WHY MUSLIMS NEED SEPARATION OF SCHOOL AND STATE
by Imad-ad-Dean Ahmad, Ph.D.
Minaret of Freedom Institute
Bethesda, MD
[Published in The Education Liberator, 3 #5 (June 1997) 1]
The essential teaching of Islam is that there is only one God, the Creator of all things. From this fundamental principle all Islamic thought flows, and the Muslim position on the separation of school and state also follows from this premise.
In the Islamic worldview, religion is an entire way of life and all knowledge is religious knowledge. Knowledge cannot be acquired from any single source but must come from a combination of three sources: reason, experience, and transmission from reliable sources. The fallacious view that reason alone is sufficient for knowledge is called "rationalism;" the view that experience alone is sufficient is called "empiricism," and the view that transmission from authoritative sources is sufficient is called "authoritarianism." In reality, all three sources must be used to serve as checks upon one another.
Authority is a reliable source only if its reliability can be established by scrutiny of its consistency with reason, experience and other reliable authorities. Most of our knowledge in fact comes from what we have read or been told. Not even the greatest scientist in the world has the time to rederive every theory in existence and repeat every experiment ever performed. He depends upon the authority of the scientific literature. But he uses his critical thinking in order to determine what literature, what scientists and which journals are reliable sources to which he can turn.
At the same time, reason is not an infallible source because humans are not infallible reasoning beings. Similarly, experience by itself, may be deceptive. That lake ahead of in the desert may, in fact, be a mirage.
Thus, only the proper combination of these sources can give us true knowledge. The problem is that the government schools have been designed to defeat all three. Schools do not encourage rational analysis. Forcing students into regimented classroom settings for so many hours of the day deprives them from the opportunity of acquiring their own experience. One might ask, but don't schools teach the value of authority, since the schools demand you respect the teacher who is telling what's true and ordering you to read books which they want you to believe teach true things? Knowledge comes from reliable sources, however. Unless the school is encouraging students to develop the tools by which they may determine which sources are reliable, unless they are encouraging students to question authority, they are not teaching how to use the sources of knowledge, but are defeating the true purposes of education.

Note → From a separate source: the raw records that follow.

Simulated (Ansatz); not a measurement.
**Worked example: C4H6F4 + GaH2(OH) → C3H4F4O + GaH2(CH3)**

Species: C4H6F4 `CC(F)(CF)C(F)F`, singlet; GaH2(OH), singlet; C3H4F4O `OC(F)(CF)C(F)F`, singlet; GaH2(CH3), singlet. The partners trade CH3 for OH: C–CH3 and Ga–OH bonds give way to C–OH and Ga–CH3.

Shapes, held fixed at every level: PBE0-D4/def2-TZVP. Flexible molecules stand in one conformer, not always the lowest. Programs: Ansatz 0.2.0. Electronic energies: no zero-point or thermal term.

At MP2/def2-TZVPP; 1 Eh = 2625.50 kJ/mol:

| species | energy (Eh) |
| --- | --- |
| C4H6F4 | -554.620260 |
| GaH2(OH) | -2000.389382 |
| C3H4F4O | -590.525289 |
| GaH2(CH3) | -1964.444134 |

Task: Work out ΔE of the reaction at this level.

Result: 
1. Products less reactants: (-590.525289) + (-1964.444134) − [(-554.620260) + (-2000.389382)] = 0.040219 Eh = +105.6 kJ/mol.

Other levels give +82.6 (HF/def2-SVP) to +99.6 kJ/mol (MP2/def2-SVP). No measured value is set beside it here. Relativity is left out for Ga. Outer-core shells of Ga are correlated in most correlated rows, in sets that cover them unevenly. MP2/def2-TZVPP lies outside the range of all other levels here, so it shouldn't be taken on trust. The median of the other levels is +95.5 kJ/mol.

Muslims must also support separation of school and state for historical reasons. The classical Muslim society developed a dynamic public education that succeeded because it was not under the state but under a system of waqf institutions--the equivalent to what we would today call private foundations or trusts. People would write charters for organizations devoted to certain public purposes, including education, would appoint the trustees to operate them, and would donate wealth to fund them.
The waqf institutions were motivated by a tradition from the Prophet Muhammad (peace be upon him) that once you die no more good deeds accrue to your account with one exception: if you should plant a tree that continues to give fruit or shade, write a book that continues to educate people, or raise a pious child who prays for you. The scholars have unanimously understood this to mean that any good deed that continues to benefit humanity after your death accrues to your credit.
Separation of school and state is also needed to provide the environment of the greater success of Muslim schools. It is difficult for Muslim schools to thrive when government schools use money taken from their customers and patrons to create institutions to compete against them.
The government schools also are detrimental to Muslim culture by their perpetuation of secularism and materialism. They are detrimental to morality as well. Value-free teaching teaches the absence of values. The biggest problem we have today is people who can find no meaning to their lives. I think it's the reason for the very high suicide rate we find among young people in this materialist society.
Compulsory government schools get in the way of the Muslim's duty to seek knowledge. The Prophet is reported to have said that it is the duty of every Muslim, male or female, to seek knowledge from the cradle to the grave. Learning is education, not teaching. As Kahlil Gibran put it in The Prophet:
"No man can reveal to you aught but that which already lies half asleep in the dawning of your knowledge."
If we are forced into a system which treats us vessels for knowledge to be poured into our heads, we are deprived of the opportunity to fulfill this Islamic obligation.